I have always loved the immediacy and intimacy of theatre, and I chose to study history, so
plays that flow through time, especially in one location, always intrigue me artistically and
intellectually. The question I ask myself most often is “What would they say if these walls could
talk?”. Thornton Wilder gives us a full length play interrogating this – what happens over
generations of the same family meeting in the same room at the same time of year? I would
love to see The Long Christmas Dinner now on at the Bramble Arts Loft performed in an old house’s dining room for immersive authenticity.
The set by Keith Parham stands a good second to a real home. The table is long and seated on one side only like medieval halls, giving both a sense of performance and structured voyeurism along with the domestic best table ware. I particularly love the long branch wrapped in fairy lights.

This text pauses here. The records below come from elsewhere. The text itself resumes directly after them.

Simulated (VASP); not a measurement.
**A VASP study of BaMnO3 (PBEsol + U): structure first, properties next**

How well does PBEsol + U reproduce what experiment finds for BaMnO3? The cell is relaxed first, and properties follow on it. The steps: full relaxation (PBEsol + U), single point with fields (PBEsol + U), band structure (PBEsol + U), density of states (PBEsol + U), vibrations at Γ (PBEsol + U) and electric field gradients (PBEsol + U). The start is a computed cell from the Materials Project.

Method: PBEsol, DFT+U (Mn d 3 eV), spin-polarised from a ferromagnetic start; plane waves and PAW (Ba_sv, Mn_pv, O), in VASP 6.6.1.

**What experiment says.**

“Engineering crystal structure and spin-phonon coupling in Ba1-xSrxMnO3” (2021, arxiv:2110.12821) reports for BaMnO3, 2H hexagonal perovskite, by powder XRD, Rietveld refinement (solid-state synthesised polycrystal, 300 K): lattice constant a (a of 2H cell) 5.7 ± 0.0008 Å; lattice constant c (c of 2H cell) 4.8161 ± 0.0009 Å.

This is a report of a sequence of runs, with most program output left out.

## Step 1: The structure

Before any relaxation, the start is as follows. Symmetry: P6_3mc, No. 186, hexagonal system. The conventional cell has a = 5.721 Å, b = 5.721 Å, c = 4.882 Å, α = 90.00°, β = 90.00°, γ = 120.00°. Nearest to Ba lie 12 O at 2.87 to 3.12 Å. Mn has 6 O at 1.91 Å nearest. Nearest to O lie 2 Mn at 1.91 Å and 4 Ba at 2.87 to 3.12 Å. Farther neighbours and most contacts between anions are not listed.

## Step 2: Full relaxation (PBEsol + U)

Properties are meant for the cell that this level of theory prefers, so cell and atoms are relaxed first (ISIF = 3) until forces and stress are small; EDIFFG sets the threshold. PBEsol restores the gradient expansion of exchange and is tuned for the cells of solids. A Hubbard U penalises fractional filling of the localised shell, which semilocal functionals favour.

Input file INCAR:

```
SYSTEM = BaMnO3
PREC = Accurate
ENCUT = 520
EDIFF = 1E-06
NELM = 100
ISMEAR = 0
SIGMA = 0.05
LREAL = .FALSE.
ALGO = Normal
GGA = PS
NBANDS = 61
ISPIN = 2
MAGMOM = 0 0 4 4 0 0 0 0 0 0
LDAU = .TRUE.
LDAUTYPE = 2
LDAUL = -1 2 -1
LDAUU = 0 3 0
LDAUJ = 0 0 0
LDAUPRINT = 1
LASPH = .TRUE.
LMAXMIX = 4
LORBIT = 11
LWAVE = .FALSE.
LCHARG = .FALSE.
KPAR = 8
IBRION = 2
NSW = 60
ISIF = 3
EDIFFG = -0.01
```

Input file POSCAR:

Both rustic and whimsical, a piece of the outside brought in and made warm, to me the true
feeling of Christmas. Dysfunctional family best-behavior is stock-in-trade at these gatherings
and are shown to great effect.
Simple costumes by Rachel Sypniewski denote age and sex without needing to be changed as
the century progresses. We get just glimpses of status changing as characters age the dynamic
shifts. Matriarch gives way to successful businessman, turns to maiden aunt making her own
choices. The encroaching industrial town dwarfing the once-fine house is the change that
stayed with me most, from the clear descriptions and loathing of the dirt and dust
industrialization brings, and through the excellent light design.
The cast were all excellent, spare and subtle, giving us clear understanding of their positions
through minimal interaction and speech. Director Jacqueline Stone does wonders recreating
recognizable family gatherings with simmering tensions, tongue-biting looks between hosts
bowing to elders, and the one oblivious uncle tucking in to food and joining in only to smile
benignly or with drinking songs. Clear exits communicated volumes, upstage for death and out
through the auditorium for families escaping into their own lives elsewhere. At first I thought the
comedic nurses ostentatiously turning on crying tracks as they brought out newborn swaddles
was overdone and clashed against the realism of the conversation round the table, but in my
mindset of ‘what the house heard’, the churning out of noisy babies is well represented by the
mechanical repetition. And the one silent bundle of a still born contrasted with clenching
sadness.
The strength of the play and this production is that I wanted to spend time with each character,
asking them more about their lives and views. Hooked and left wanting more, this is successful
theatre. I wonder that it is not produced more often. See it while you can.
The Long Christmas Dinner is playing through December 29, 2024, at Bramble Arts Loft,
Beatrice Theatre, 5545 N. Clark Street, Chicago.
Tickets are $20, $45, $60 (plus a $3.00 ticket fee)
Performance schedule:
Fridays and Saturdays at 7:30 p.m.
Sundays at 3:00 p.m.
Additional holiday week performances on Thursday, December 19; Monday, December 23; and
Thursday, December 26 – all at 7:30 p.m.